RE: DOI and the non-IETF tree

I recently gave the IDF (International DOI Foundation) view of the proposed
non-IETF tree vnd-, in the context of registering DOI: as a URI. 

Larry Masinter commented:

> I think that you're saying that you don't like the
> 'vnd-' tree because you think the scope recommended
> in it is broad enough.
>

(probably meant is NOT broad enough?) and suggested changing it somewhat
along the lines of mime types, inviting comment to uri@w3.org.   The latest
draft from Larry on non-IETF trees has the following scope for vnd:

> The "vnd-" tree is used for URI schemes associated with available 
> products or services; "vendor" or "producer" are construed as 
> equivalent and broadly. [probably meant: "broadly associated with 
> commercially available products or services"] The registration 
> belongs to the vendor or 
> organization producing software or offering a service that utilizes 
> the URI scheme. Registration in the vendor tree is distinguished by 
> the leading "vnd-", followed, at the discretion of the registration, 
> either by the scheme name or (preferably) by an IANA-approved 
> designation of the producer's name, followed by the specific scheme 
> name. Designations of producers should match those used for media 
> types, and follows the same criteria.
>

The IDF represents a fairly broad community of content producers (right now
it includes some technical publishers, government bodies, libraries, etc.
but can embrace all media types); we have 10 million DOIs assigned so far
with an accelerating growth.  But I think that there is a misunderstanding
here. DOI is not a commercially available product or service, any more than
URLs are a commercially available product or service. It is equally true for
both that: 
1) there is no charge at point of use, 2) there is a charge for a naming
authority, and 3) the identifier can be used in the context of a commercial
service. 
There are differences:  DOIs are attempting to offer a more managed system
with more uniformity (through mandated policy including specified associated
data) across DOIs than across URLs; they are assigned via registration
agencies instead of at the individual web administrator level; and this
system requires funding.   DOI registration agencies manage their businesses
however they want, while paying a fee to the central organization for
service redundancy, policy development, and so on. For example the largest
of the current registration agencies, Crossref, is a non-profit consortium
of 240 journal publishers and 50 or so affiliated libraries and companies
who came together because reference linking across journals using URLs
wasn't working (journals move from one publisher to another, URL schemes
change, etc.) and they needed a level of abstraction above URLs. DOIs work
well for them.   But they aren't selling DOIs any more than Amazon is
selling URLs: they are in the journal reference linking business.  Other
applications are in other businesses. The IDF is itself a non-profit
organisation controlled by its participants.  

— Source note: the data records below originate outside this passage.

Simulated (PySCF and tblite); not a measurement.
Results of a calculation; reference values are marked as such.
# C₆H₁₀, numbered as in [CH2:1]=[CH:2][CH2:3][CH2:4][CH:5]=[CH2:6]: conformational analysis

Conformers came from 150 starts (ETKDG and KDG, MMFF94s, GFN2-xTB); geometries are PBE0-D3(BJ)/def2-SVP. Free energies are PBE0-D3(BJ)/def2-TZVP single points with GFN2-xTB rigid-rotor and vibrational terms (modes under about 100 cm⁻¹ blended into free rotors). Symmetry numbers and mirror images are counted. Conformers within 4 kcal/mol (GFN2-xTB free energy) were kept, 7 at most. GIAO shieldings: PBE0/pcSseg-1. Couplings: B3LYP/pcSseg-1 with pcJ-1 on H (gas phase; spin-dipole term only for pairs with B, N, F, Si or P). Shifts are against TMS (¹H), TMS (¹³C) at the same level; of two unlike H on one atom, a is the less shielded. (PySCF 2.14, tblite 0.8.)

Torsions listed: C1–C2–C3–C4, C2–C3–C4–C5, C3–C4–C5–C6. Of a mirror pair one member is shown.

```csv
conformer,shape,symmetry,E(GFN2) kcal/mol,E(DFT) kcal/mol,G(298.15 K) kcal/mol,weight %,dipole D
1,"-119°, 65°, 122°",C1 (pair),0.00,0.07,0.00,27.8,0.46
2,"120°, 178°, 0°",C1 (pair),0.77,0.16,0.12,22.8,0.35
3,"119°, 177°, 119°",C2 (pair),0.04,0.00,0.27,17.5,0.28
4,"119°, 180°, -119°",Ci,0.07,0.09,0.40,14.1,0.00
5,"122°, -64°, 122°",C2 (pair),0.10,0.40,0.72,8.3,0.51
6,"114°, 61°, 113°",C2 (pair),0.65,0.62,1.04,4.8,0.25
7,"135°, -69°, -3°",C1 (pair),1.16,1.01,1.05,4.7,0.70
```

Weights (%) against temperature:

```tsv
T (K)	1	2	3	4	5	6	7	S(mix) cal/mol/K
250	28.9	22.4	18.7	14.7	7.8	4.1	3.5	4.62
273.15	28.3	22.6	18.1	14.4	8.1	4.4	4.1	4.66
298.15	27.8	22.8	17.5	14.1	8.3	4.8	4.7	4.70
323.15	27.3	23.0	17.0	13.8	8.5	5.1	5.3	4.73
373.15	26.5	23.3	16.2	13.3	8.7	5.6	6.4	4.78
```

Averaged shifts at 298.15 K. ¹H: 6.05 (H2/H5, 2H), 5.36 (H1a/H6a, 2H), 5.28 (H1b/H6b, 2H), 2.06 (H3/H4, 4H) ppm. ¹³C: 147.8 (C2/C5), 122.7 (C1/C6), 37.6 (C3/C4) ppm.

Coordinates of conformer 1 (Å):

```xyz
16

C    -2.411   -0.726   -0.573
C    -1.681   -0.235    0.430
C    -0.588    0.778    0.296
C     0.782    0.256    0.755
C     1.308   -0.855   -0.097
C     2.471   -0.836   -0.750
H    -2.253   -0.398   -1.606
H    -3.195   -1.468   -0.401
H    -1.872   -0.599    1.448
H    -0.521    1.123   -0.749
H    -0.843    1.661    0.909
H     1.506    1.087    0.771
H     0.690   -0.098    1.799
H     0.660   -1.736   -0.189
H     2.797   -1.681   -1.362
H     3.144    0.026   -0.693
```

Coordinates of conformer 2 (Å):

The phrase 'non-IETF tree' had a different connotation for me and some IDF
colleagues, i.e. "not arising out of an IETF WG". Indeed, DOI did not go
through an IETF WG:  but we brought it to the IETF because we agree that
there should be a central place for URI registration.  Larry M. made an
excellent case for putting Engineering in IETF reviews and as noted earlier
we will respond to that. But I'd like to note that if the vnd- scheme (even
if renamed as a recent suggestion) continues (as it looks now) to carry a
connotation of lightweight, second-class citizen status, we feel that
doesn't meet our needs. 

Norman Paskin
International DOI Foundation
www.doi.org



-----Original Message-----
From: Larry Masinter [mailto:LMM@acm.org]
Sent: 06 September 2003 18:34
To: 'Paskin, Norman (DOI-ELS)'; uri@w3.org
Cc: braden@ISI.EDU; doi-twg@doi.org; rawg@doi.org; iesg@ietf.org
Subject: RE: DOI and the non-IETF tree


I have (finally)  submitted a new version of the vnd scheme:
  draft-king-vnd-urlscheme-03.txt

also available as 
   http://larry.masinter.net/vndurl.html (.txt, .xml)

I rewrote the section on the context of use to remove
the language about "In the development of new products"
and tried to make the language/context match that for
the vnd. / prs. MIME trees in RFC 2048.

The document is still pretty rough, I'm afraid.